06/11/2026
A PRIEST’S PONDERINGS… The Rev. Allison Moore
You have probably noticed that I really enjoy changing liturgies with changing seasons. My goal is to draw us all into an experience of the Divine in sacraments and sermons and prayers. I look for liturgies from the global Anglican communion that move beyond masculine, parental and political images of God as King and Lord and Almighty. This summer season, probably until September, we are using a Eucharistic prayer from St. Mark’s in the Bowery, 2016.

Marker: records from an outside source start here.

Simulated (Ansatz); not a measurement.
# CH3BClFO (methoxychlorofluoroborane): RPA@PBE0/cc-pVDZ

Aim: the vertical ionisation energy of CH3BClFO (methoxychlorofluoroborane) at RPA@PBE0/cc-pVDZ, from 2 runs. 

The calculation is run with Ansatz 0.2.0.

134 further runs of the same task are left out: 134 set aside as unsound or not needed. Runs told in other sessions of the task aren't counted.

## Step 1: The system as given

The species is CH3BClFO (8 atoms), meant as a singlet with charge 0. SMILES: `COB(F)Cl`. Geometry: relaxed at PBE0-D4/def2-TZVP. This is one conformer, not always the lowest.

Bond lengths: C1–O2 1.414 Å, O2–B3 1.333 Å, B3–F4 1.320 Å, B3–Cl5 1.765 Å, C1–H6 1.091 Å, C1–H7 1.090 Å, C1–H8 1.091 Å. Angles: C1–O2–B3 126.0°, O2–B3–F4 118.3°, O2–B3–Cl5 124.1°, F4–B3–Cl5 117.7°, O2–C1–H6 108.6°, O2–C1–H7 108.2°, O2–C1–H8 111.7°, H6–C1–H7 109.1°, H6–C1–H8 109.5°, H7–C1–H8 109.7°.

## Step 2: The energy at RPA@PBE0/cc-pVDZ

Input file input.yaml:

Two things are different this season. One change I expect to change back, unless I hear differently, is the Aramaic translation of the Lord’s Prayer. We tend to move through the Lord’s Prayer on auto-pilot, especially the “traditional” version. There is virtue in a prayer so deep in our bones and psyche that we don’t need to think about it. And the words Jesus taught us are profoundly revolutionary—we need to notice, pay attention, and hear words of awe and longing for God’s kindom (old feminist revision of kingdom!), profound care for one another and forgiveness and almost demanding daily bread for all people.
The other is that the congregation says, with the celebrant, the words of institution: “Take, eat, this is my body . . . this is my blood.” The BCP specifies that the presider must say those words as the bread and wine are consecrated, but doesn’t say anything about the congregation remaining silent. The theology that the priest gathers the people and we bless the sacraments together is built into Episcopal worship. The older word “presider” rather than celebrant emphasizes that. Having all of us say the words of institution together suggests that we all have a part in both blessing the elements and then going out to invite others to “Take, eat, Christ is present here and now, in us, to be shared.”
See what you think! I rarely hear any negative feedback about new prayers, and I hope that’s not because anyone is afraid to tell me that something makes them uncomfortable (well, at times shouldn’t God make us uncomfortable?!?!) or disturbs their worship.